Everywhere he travelled he identified with the people of the country through language and dress. During his two years in Palestine he was unimpressed by the European Christian community there, whom he found too frequently snobbish and sectarian, but he was tempted to embrace Islam. He was dissuaded by the Shaykh al Ulama of the Umayyad mosque in Damascus. "Wait till you are older", the old man advised, "and have seen again your native land. You are alone among us, so are our boys alone among the Christians. God knows how I should feel if any Christian teacher dealt with a son of mine otherwise than as I now deal with you".

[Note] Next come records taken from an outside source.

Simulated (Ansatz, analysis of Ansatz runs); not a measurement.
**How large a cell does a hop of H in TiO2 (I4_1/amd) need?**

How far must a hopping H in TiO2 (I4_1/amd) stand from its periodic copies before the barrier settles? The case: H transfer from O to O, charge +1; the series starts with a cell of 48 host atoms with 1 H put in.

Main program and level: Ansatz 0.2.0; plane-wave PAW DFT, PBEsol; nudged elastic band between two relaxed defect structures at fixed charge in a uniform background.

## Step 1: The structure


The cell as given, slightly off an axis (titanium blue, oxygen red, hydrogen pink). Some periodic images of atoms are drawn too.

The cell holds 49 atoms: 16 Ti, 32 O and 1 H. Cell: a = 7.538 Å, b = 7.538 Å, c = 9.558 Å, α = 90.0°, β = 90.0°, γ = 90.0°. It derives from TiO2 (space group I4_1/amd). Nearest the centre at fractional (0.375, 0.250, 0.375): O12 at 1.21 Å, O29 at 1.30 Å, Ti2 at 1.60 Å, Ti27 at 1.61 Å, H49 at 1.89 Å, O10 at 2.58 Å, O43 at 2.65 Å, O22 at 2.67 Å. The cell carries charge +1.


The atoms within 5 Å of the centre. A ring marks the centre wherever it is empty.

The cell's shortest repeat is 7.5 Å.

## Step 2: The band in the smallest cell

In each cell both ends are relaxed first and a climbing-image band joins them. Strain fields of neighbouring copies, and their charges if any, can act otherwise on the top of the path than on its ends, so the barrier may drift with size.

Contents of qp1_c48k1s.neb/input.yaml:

Pickthall was a novelist and between 1903 and 1921 he published nine novels set in Syria, Palestine, Egypt, Yemen and Turkey. He also wrote six novels set in England, and short stories mainly about the Near East published in three collections. E.M. Forster wrote of him in 1921 that he is “the only contemporary English novelist who understands the Nearer East”. Pickthall also travelled to Turkey, where he learned Turkish from the Imam of Goztepe. He met with progressive Imams and saw that there was no conflict between modernization and Islam. He saw Turkey as the hope of the Islamic world and suggested that the Turks should recognise their Islamic heritage rather than attempt to pose as Europeans and that Arabic not French should be their second language.

 

Upon returning to England Pickthall was getting more and more involved with eastern politics Pickthall was against the evangelical propaganda that was hostile to Turkey and was angry that European powers were taking advantage of her. The Treaty of Berlin was supposed to uphold Turkish territorial integrity. Turkey was made to honour her obligations under the Treaty but the European powers made no effective protest when Bosnia and Herzegovina were annexed by Austria, Bulgaria declared her independence, Italy invaded the province of Tripoli and the Balkan Christian states invaded European Turkey.

Pickthall wrote frequently against the injustices done to Turkey and became an active official of the Anglo-Ottoman Society, founded in January 1914. In August that same year Britain went to war with Germany and throughout the war he wrote articles advocating consideration for Turkey’s case, stressing the tradition of tolerance in the Ottoman Empire; although a patriotic Tory this stance alienated him from his fellow countrymen somewhat. He also repudiated the idea that Balkan Christians could claim special protection from Britain by virtue of their being Christians. His talents as a linguist and as an authority on Syria, Palestine and Egypt could have been used but his reputation as “a rabid Turcophile” prevented him from being offered a job with the Arab Bureau in Cairo, a job that went instead to T.E. Lawrence.

During the war he became aware that the cause of Turkey was the object of Muslim concern everywhere as the collapse of the Turkish Empire threatened the Khilafah. He knew that Islam was the basis of the Ottoman Empire and he was impressed by the Young Turks who were inspired by a reforming Islam that demanded education, social improvement and improving the status of women. He saw that this was all in accordance with the Prophet’s example and teaching.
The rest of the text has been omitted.